Event Driven architecture consists of event producers and consumers. Event producers are those that generate a stream of events and event consumers are ones that listen for events. The right choice of architectural style plays a big role in the total cost of ownership for a solution involving events.

The scale out can be adjusted to suit the demands of the workload and the events can be responded to in real time. Producers and consumers are isolated from one another. IoT requires events to be ingested at very high volumes. The producer-consumer design has scope for a high degree of parallelism since the consumers are run independently and in parallel, but they are tightly coupled to the events. Network latency for message exchanges between producers and consumers is kept to a minimum. Consumers can be added as necessary without impacting existing ones.

Some of the benefits of this architecture include the following: The publishers and subscribers are decoupled. There are no point-to-point integrations. It's easy to add new consumers to the system. Consumers can respond to events immediately as they arrive. They are highly scalable and distributed. There are subsystems that have independent views of the event stream.

Some of the challenges faced with this architecture include the following: Event loss is tolerated so if there needs to be guaranteed delivery, this poses a challenge. IoT traffic mandates a guaranteed delivery. Events are processed in exactly the order they arrive. Each consumer type typically runs in multiple instances, for resiliency and scalability. This can pose a challenge if the processing logic is not idempotent, or the events must be processed in order.

The benefits and the challenges suggest some of these best practices. Events should be lean and mean and not bloated. Services should share only IDs and/or a timestamp. Large data transfer between services is an antipattern. Loosely coupled event driven systems are best.

IoT Solutions can be proposed either with an event driven stack involving open-source technologies or via a dedicated and optimized storage product such as a relational engine that is geared towards edge computing. Either way capabilities to stream, process and analyze data are expected by modern IoT applications. IoT systems vary in flavor and size. Not all IoT systems have the same certifications or capabilities.

When these IoT resources are shared, isolation model, impact-to-scaling performance, state management and security of the IoT resources become complex. Scaling resources helps meet the changing demand from the growing number of consumers and the increase in the amount of traffic. We might need to increase the capacity of the resources to maintain an acceptable performance rate. Scaling depends on number of producers and consumers, payload size, partition count, egress request rate and usage of IoT hubs capture, schema registry, and other advanced features. When additional IoT is provisioned or rate limit is adjusted, the multitenant solution can perform retries to overcome the transient failures from requests. When the number of active users reduces or there is a decrease in the traffic, the IoT resources could be released to reduce costs. Data isolation depends on the scope of isolation. When the storage for IoT is a relational database server, then the IoT solution can make use of IoT Hub. Varying levels and scope of sharing of IoT resources demands simplicity from the architecture. Patterns such as the use of the deployment stamp pattern, the IoT resource consolidation pattern and the dedicated IoT resources pattern help to optimize the operational cost and management with little or no impact on the usages.

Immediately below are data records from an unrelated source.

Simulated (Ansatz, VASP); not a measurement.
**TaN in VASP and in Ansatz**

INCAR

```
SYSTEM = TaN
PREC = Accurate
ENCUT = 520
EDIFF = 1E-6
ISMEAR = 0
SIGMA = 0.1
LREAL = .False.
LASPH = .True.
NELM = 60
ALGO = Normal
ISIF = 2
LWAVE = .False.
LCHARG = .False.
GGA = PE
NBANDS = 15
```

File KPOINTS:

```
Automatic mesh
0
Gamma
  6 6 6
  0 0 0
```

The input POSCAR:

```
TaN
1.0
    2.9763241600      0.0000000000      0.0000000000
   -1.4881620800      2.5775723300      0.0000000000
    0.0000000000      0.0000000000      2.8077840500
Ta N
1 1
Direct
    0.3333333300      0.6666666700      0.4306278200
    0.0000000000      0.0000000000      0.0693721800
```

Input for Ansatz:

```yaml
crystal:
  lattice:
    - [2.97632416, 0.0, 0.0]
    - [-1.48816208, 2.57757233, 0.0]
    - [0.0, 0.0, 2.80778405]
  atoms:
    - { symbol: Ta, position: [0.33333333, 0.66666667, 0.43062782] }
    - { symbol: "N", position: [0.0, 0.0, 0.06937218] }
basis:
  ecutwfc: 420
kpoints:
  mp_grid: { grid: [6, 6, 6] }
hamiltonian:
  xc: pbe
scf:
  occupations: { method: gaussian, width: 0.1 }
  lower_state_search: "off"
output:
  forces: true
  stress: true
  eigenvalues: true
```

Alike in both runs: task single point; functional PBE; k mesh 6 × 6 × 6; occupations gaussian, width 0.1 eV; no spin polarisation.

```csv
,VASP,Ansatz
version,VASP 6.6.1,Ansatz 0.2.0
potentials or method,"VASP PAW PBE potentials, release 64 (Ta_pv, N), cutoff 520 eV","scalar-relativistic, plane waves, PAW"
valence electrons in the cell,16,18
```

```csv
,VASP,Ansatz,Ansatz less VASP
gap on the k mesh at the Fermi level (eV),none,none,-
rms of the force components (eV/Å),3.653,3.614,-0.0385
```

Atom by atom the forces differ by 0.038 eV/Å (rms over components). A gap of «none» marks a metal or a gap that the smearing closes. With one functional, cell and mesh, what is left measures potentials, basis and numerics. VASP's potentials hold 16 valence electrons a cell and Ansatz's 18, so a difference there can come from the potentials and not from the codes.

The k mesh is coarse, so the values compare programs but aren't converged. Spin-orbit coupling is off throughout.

Edge computing relies heavily on asynchronous backend processing. Some form of message broker becomes necessary to maintain order between events, retries and dead-letter queues. The storage for the data must follow the data partitioning guidance where the partitions can be managed and accessed separately. Horizontal, vertical, and functional partitioning strategies must be suitably applied. In the analytics space, a typical scenario is to build solutions that integrate data from many IoT devices into a comprehensive data analysis architecture to improve and automate decision making.

Event Hubs, blob storage, and IoT hubs can collect data on the ingestion side, while they are distributed after analysis via alerts and notifications, dynamic dashboarding, data warehousing, and storage/archival. The fan-out of data to different services is itself a value addition but the ability to transform events into processed events also generates more possibilities for downstream usages including reporting and visualizations.

One of the main considerations for data pipelines involving ingestion capabilities for IoT scale data is the business continuity and disaster recovery scenario. This is achieved with replication. A broker stores messages in a topic which is a logical group of one or more partitions. The broker guarantees message ordering within a partition and provides a persistent log-based storage layer where the append-only logs inherently guarantee message ordering. By deploying brokers over more than one cluster, geo-replication is introduced to address disaster recovery strategies.

Each partition is associated with an append-only log, so messages appended to the log are ordered by the time and have important offsets such as the first available offset in the log, the high watermark or the offset of the last message that was successfully written and committed to the log by the brokers and the end offset where the last message was written to the log and exceeds the high watermark. When a broker goes down, subsequent durability and availability must be addressed with replicas. Each partition has many replicas that are evenly distributed but one replica is elected as the leader and the rest are followers. The leader is where all the produce and consume requests go, and followers replicate the writes from the leader.

A pull-based replication model is the norm for brokers where dedicated fetcher threads periodically pull data between broker pairs. Each replica is a byte-for-byte copy of each other, which makes this replication offset preserving. The number of replicas is determined by the replication factor. The leader maintains a ledge called the in-sync replica set, where messages are committed by the leader after all replicas in the ISR set replicate the message. Global availability demands that brokers are deployed with different deployment modes. Two popular deployment modes are 1) a single broker that stretches over multiple clusters and 2) a federation of connected clusters.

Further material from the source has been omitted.